Semi-related: Anybody know what's the current state of the art for calculating n...

Radim · on Feb 11, 2018

Various approaches based on LSH (locality sensitive hashing) and random projections.

But "the best" really depends on your data profile, as the generic problem formulation, for completely generic vectors, is too… generic. See also the curse of dimensionality [0].

In practical terms, if you're looking for an actual implementation to use, here's a benchmark of some state-of-the-art implementations for high-dimensional vector search: http://radimrehurek.com/2013/12/performance-shootout-of-near... and also the updated https://github.com/erikbern/ann-benchmarks.
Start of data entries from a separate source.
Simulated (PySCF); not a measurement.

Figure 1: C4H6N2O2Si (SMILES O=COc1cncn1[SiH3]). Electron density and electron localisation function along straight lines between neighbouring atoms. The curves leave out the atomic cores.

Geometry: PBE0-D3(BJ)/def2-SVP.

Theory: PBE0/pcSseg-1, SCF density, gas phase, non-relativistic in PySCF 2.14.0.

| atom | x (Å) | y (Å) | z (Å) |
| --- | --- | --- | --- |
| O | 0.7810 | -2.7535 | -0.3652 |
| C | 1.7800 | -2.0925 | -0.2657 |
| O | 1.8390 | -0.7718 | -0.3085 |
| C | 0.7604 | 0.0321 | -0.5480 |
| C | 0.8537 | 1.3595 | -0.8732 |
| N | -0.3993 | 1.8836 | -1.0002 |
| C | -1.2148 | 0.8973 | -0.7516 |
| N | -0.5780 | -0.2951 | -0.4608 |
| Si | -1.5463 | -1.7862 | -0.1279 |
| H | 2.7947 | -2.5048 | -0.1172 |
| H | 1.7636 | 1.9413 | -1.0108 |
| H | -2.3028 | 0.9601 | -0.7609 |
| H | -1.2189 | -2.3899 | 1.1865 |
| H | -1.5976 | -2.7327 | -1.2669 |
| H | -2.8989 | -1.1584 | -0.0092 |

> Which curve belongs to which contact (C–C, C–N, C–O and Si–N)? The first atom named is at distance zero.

In particular, for something good AND open source:

- Leonid Boytsov's NMSLIB [1]

- Erik Bernhardsson's Annoy [2]

- Facebook's FAISS [3]

For a commercial engine focused more on practical use (index management, transactions, versioning, support), see ScaleText [4] (disclaimer: our product).

[0] https://en.wikipedia.org/wiki/Curse_of_dimensionality [1] https://github.com/searchivarius/nmslib [2] https://github.com/spotify/annoy [3] https://github.com/facebookresearch/faiss [4] https://scaletext.com/

photon-torpedo · on Feb 11, 2018

Very helpful, many thanks!